It is unlikely that the Ferry Xpress will return to service the Colon, Panama > Cartagena, Colombia route again (they weren’t making enough money) and therefore, my giving you a blow-by-blow account of the process, like I have with other border crossings, will only serve to bore you and re-frustrate me since folks from this point forward will have to cross the Darien Gap using the Stahlratt or by shipping.

Waiting and waiting and waiting to get on-board the Ferry Xpress.

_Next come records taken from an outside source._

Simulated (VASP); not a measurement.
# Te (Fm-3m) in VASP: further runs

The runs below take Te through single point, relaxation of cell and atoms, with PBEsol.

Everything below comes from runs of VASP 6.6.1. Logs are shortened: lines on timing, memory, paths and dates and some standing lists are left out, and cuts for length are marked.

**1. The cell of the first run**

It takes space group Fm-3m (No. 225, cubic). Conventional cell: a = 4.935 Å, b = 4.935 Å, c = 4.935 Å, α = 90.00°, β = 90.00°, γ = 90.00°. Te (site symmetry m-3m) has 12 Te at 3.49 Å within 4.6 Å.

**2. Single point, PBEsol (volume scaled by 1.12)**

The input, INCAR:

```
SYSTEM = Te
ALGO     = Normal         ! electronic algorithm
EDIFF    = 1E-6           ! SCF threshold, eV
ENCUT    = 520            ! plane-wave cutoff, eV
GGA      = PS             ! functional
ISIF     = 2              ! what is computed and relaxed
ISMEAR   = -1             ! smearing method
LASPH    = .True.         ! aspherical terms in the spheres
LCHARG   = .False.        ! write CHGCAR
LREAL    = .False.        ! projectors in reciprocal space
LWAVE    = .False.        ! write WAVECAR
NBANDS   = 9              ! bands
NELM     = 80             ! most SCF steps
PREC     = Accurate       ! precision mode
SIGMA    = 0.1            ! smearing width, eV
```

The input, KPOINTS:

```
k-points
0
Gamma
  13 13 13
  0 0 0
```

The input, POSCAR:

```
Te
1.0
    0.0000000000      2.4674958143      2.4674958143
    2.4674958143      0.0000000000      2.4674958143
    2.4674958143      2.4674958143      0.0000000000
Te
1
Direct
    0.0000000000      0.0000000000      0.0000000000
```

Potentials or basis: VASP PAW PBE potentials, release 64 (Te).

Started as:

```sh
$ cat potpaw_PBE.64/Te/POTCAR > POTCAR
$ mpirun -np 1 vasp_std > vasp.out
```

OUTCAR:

Over the course of 8 hours, we were subjected to some of the most inept bureaucratic BS we have encountered with any border crossing so far. (Big thanks to Yankee Goes South for warning us not to get to the port any earlier than 11am - the Ferry Xpress office tells you that you need to be there at 8am.. so then it would have been 11 hours of BS and I likely would have yelled back at the “officials” who thought the best way to handle 50+ foreigners whose first language in not Spanish was to scream at them. Yes, because that helps us all to understand that after 7 hours of waiting around it’s all of the sudden time to rush towards the ferry that has been sitting 100 feet away all day. Riiiiggghttt.

Anyway, ineptitude.

As soon as we stepped foot on the ferry, I popped a Dramamine. We found a seat and within moments the meds kicked in and I was passed out in the comfy reclining chair. At some stage, Roel blew up our NEMO pads and Fillos, unrolled my sleeping bag and somehow maneuvered my body onto the pad between the rows of seats. (I think most people had opted to upgrade for a cabin, which left us with nearly a full row of seats to ourselves.)

Port of Colon

Our pads were practically camouflaged between the ferry rows

14 hours later, I awoke to freshly brewed coffee (yes, I really am very spoiled) and enjoyed the rest of the ferry ride. Roel, unaffectedly by sea-sickness, roamed the ship for much of the night and day and was quite impressed by the boat.

When we arrived in Cartagena, we rode the bikes off of the boat and onto a holding pier. We went through Migracion, and then handed over our bike paperwork, etc. to a DIAN official who took care of arranging our bike importation (they even paid for copies to be made for us - lovely!).


Everything was going smoothly until only half of the group got insurance paperwork and we were told that the insurance office had only been able to process half of them before closing. CLOSING until 11am the next day!!!

Walking back to the ferry and our rides while the sun sets behind the port. About to find out that only half of us have gotten lucky.

So thus began the process of figuring out where to leave Roel’s bike (I had insurance). Against our norm, we had booked/paid for a hotel room and 1. wanted a shower and 2. didn’t want to lose out on the $25. The other stranded overlanders offered to keep an eye on the Twin and after we locked him up with every lock we had available, we headed into the city for our first night in Colombia.